What Is Self-Esteem in Children? - Definition, Measures & Development

Instructor: Andrew Diamond

Andrew has worked as an instructional designer and adjunct instructor. He has a doctorate in higher education and a master's degree in educational psychology.

Read this lesson for an overview of self-esteem in children, including a definition of self-esteem, two competing theories, and an example of how to successfully build self-esteem.

Self-Esteem Defined

We've all seen a child beaming with pride when they've accomplished a task they've set out to do. Maybe it was simple, like crossing the street by themselves, or maybe it was complex, like getting first prize in a science fair. Either way, children (and adults) feel good when they accomplish a goal. This helps to build their self-esteem and make them feel confident and optimistic about themselves.

So, what is self-esteem? In the 1960s the psychologist Nathaniel Branden defined it as 'the disposition to experience oneself as competent to cope with the basic challenges of life and as worthy of happiness'. A more simplistic definition might be to say you have self-esteem when you are confident in your abilities and are prepared to face and overcome obstacles. Children with high self-esteem have an excellent ability to understand their own abilities and what challenges they are capable of meeting. They tend to have an optimistic worldview and don't internalize failure. When a child with high self-esteem fails at something, they practice harder and try again rather than becoming depressed and giving up.

Branden promoted helping a child's self-esteem by protecting them from failures and providing unconditional praise. This led to the self-esteem movement, which lasted through the latter half of the 20th century and told parents, teachers, and psychologists to constantly provide children with positive reinforcement and rewards simply for participating. Unfortunately for Branden and the children of the self-esteem movement, the basis for this movement has proven to be simply untrue. Children who are protected and lavished with praise tend to show little effort in mastering new concepts and actually have lower self-esteem.

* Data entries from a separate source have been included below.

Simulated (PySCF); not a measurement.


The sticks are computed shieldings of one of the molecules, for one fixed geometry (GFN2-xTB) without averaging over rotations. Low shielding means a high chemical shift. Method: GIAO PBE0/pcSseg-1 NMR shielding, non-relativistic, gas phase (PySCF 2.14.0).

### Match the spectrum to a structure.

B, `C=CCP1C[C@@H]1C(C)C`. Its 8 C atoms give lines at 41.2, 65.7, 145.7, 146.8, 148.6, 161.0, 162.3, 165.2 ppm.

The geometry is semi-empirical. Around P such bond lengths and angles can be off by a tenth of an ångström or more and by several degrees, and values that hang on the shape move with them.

A child with high self-esteem
Child with high self-esteem

Building Self-Esteem

If constant praise and a lack of failure don't build self-esteem, then what does? Branden saw people with high self-esteem who were successful and assumed they were successful because of their self-esteem. We now know that he got it backwards - people have high self-esteem because they have succeeded when challenged!

Martin Seligman, the father of positive psychology, has argued that three qualities are necessary for children to build self-esteem. First, they need to engage in activities that are challenging. In much the same way that you won't get large muscles by lifting a small weight, you need to challenge your abilities to grow your self-esteem. Second, through challenging themselves the child needs to learn to overcome the frustration that comes with not having instant gratification. Finally, after demonstrating persistence and overcoming the challenge, the child eventually succeeds and will eventually gain mastery of the task. This process leads to the child gaining self-esteem about not only their ability to accomplish this specific task but also their ability to overcome challenges in life.

Seligman, contrary to Branden, saw building self-esteem as a series of meeting and overcoming challenges. Success in meeting one challenge leads to an increase in self-esteem, which then makes a child more comfortable challenging themselves in other areas. As the child succeeds in more areas the cycle continues.